Senator MOORE: Following on from the answer to Senator Siewert's questions about the way that you pulled the community together in support, I think it is a very good model to get community support. I am amazed that you could claim that you have 90-something per cent support. I think many community leaders would be very pleased to be able to go to a poll and say they have that degree of support for anything in a community, but that is good.

We are being asked to look at legislation around the card in isolation of knowing what other services are going to be in place to support people who are going to be impacted by this change. If one thing has come out of all the discussion ever since any form of income management came into being in 2007 or 2008, it is that there is never one single answer. You have explained that; in your community you have been trying different things over a long time. It is difficult, in the process of having to approve legislation which looks at one element, without knowing what else is going to be in place to support people through these changes. As it is not due to start until next January, I am wanting to get some idea, from your perspective, about what kinds of things will be put in place. You talked about the health service and said that they are being involved, and you talked about the system you have there in terms of bus services so that people have transport. Reading in depth the coroner's report that you provided for us in evidence, there are a whole range of things about specialised services that were identified for need. In terms of funding and ownership of those things, you are very confident it is going to happen, but on what basis are you confident?

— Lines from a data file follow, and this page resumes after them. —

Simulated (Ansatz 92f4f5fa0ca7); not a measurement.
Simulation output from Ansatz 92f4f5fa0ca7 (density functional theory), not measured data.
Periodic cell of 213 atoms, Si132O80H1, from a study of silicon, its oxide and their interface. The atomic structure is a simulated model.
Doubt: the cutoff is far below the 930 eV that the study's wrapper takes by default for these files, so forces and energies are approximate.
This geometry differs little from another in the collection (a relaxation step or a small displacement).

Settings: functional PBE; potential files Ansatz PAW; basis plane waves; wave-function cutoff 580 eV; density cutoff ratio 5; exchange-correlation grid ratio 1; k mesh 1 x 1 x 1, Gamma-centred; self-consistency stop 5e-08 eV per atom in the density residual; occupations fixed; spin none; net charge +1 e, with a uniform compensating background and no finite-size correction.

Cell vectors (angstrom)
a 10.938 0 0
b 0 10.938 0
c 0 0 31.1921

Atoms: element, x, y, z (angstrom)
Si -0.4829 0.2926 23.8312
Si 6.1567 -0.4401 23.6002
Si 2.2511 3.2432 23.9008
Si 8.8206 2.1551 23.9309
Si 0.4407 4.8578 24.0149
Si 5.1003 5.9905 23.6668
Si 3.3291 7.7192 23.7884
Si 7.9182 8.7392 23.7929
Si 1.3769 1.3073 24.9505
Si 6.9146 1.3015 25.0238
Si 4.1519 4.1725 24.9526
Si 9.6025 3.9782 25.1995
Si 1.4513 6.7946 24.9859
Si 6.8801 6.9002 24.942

Councillor Suter : One thing I must say is that many of the things that are needed to help with the problems are already in place—the sobering up centre, the drug and alcohol service et cetera. I am very confident they will be will dealt with for two reasons. No. 1, our group of Aboriginal leaders are very strong, and no-one will sell them a pup, I can assure you. I am privileged to be part of that group. There is a very strong desire to make sure that local services are more than adequate to cover any problems that will be caused. No. 2 is that the responses we have been getting from the Department of Social Services and from the office of Parliamentary Secretary Tudge have been very positive. We have not made a reasonable request that has not been—

Senator MOORE: Have you seen funding contracts?

Councillor Suter : No. We have a fair way to go down the road yet.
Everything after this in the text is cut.